Combine the flour, salt and sugar together in a medium-sized bowl. 
Whisk the eggs, milk and vanilla together separately then slowly whisk into the dry ingredients. 
Heat the oil in a deep-fryer or pot until 180 degrees Celcius. 
Using a Swedish waffle iron, dip the iron into the hot oil first, then into the batter. Remove the iron from the batter then dip in a second time before placing into the hot oil. Allow the waffle to cook in the oil until it starts turning golden, then push it off the iron using a skewer or chopstick. Fry until golden brown, then drain on paper towel. Repeat with the remaining batter. 
Serve warm with dustings of icing sugar and pools of golden syrup. 

Thursday, July 9, 2015

Baked Chocolate Mousse Cake with Spiced Clementines

This is gooey, chocolatey, messy, shove-your-entire-face-in-it good. 
Who wants to fiddle around with gelatine when you can just bake this and get a dessert that can only be described as the love child of a chocolate fondant and a mousse?! It's light but still deathly decadent. 

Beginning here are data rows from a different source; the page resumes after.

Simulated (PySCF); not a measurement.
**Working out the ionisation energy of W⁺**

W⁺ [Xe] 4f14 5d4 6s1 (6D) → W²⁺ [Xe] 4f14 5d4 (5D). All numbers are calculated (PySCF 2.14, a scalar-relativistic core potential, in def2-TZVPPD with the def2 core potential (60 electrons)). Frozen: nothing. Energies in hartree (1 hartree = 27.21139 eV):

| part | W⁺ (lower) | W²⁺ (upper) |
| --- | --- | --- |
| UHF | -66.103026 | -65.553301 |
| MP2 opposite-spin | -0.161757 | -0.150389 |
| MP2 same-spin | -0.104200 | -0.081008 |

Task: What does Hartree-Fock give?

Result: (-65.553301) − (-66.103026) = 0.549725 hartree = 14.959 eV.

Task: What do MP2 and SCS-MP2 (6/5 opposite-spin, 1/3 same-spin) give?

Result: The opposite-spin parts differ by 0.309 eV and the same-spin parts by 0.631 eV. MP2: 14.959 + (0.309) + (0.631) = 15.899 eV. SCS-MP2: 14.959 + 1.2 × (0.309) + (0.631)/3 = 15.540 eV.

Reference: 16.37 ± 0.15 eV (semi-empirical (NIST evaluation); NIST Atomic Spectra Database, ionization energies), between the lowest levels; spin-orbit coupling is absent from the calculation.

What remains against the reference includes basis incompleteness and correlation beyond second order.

A slice of this would be heaven with a scoop of vanilla ice cream or double cream (wait who am I kidding, we're all thinking the same thing - there is no way in friggin hell ONE slice is a serving.) Anyway, whatever size your serving is, be sure not to skip over the boozy clementines - they add a pop of brightness not only in colour, but also in flavour, so you can make your way out of the dark richness of it all. 

But if you honestly need another reason to make this? It's a source of Vitamin C*.

*sort of. 

Baked Chocolate Mousse Cake with Spiced Clementines
Serves 8-10

250g good-quality dark chocolate
125g salted butter
zest of 1 Clemengold
4 large eggs, seperated
110g white sugar
3 tbsp (60ml) cake flour, sifted

Spiced Clementines
6 Clemengold's, peeled
1 cup (250ml) sugar 
1/2 cup (125ml) water
3 tbsp (45ml) brandy (optional)
Cinnamon stick
3 cloves
1 vanilla pod, split

Grease and line a 20cm round cake tin (or standard loaf tin) and preheat the oven to 180C
Place the chocolate and butter in a large glass or metal bowl over a pot of gently simmering water and stir until melted and smooth. Stir in the Clemengold zest then set aside to cool slightly. 
In the bowl of a stand mixer, whip the egg yolks and sugar until very light, pale and thick. 
Whisk the egg whites in a seperate bowl until soft peak stage. 
Fold the egg yolk mix into the melted chocolate and then gently fold in the egg whites and flour in 3 batches until completely combined. 
Pour the mixture into the prepared tin and bake in the preheated oven for 10-12 minutes until just set but still gooey (trust the timings and resist the urge to keep baking). 
Remove from the oven and allow to cool slightly before serving with the spiced clementines. 
To make the clementines, slice the Clemengold's and set aside. 
In a small saucepan, combine the sugar, water, brandy and spices over medium heat until dissolved. Bring to the boil then add the fruit and simmer for 1 minute. Remove from the heat and set aside to cool.

Thursday, July 2, 2015

1954 Sticky Toffee Date Pudding

There's nothing fancy or frilly about a baked pudding. It's plain and simple but there is something deeply satisfying and supremely indulgent about a sticky pudding complete with pools of sticky toffee sauce and of course,  a good glug of piping hot custard. Something else which always accompanies a baked pudding, is a big spoonful of nostalgia. And this one, if it's even possible, comes with an extra dose. Because the recipe is over 60 years old. 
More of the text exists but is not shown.